FRANCESCO PETRARCH: CANZONIERE
Edited by Thomas Campbell and Cassidy Hughes
Francesco Petrarch (Francesco Petrarca, 1304-1374) is the supreme poet of love in the Western tradition, alongside poets such as Sappho and William Shakespeare. Francesco Petrarch is also the Renaissance artist and humanist par excellence. Petrarchism is termed the longest poetic tradition in the Occident, and Petrarch has influenced poets such as Maurice Scève, Sir Thomas Wyatt, Torquato Tasso, Edmund Spenser, Michael Drayton, Joachim Du Bellay, Pierre de Ronsard, Rainer Maria Rilke and Robert Graves, among hundreds of others.

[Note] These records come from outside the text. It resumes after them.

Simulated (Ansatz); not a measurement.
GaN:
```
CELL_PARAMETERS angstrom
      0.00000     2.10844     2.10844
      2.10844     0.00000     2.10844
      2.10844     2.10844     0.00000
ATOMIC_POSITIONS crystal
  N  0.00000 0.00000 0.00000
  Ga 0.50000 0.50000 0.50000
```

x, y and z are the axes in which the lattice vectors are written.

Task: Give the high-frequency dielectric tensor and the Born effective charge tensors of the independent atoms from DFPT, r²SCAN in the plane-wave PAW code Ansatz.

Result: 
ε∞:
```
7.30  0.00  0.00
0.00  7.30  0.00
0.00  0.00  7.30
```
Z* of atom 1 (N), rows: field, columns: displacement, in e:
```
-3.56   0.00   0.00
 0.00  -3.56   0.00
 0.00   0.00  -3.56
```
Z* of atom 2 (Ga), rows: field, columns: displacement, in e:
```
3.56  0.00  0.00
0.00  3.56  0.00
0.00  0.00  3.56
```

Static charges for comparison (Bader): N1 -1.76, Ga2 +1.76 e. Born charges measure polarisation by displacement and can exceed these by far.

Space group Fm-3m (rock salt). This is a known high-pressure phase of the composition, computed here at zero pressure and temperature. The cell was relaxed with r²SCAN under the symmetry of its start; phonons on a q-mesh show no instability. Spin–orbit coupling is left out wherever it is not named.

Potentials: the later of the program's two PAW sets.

Petrarch's Canzoniere, often also known as the Rime Sparse, lies at the heart of his achievement: it comprises 366 poems about love, written in Italian and worked on right up until Petrarch's death in 1374. In the Canzoniere, there are hundreds of sonnets, 29 canzoni, 7 ballate, 9 sestine and 4 madrigali. Petrarch's other major works included Secretum, Triumphs, Africa, De Vita Solitaria, verse epistles, biographies, allegorical ecologues and hundreds of letters.
The translations into English in this book are from a variety of authors, including George MacDonald.
Includes a note on Francesco Petrarch, a bibliography, and a gallery of pictures.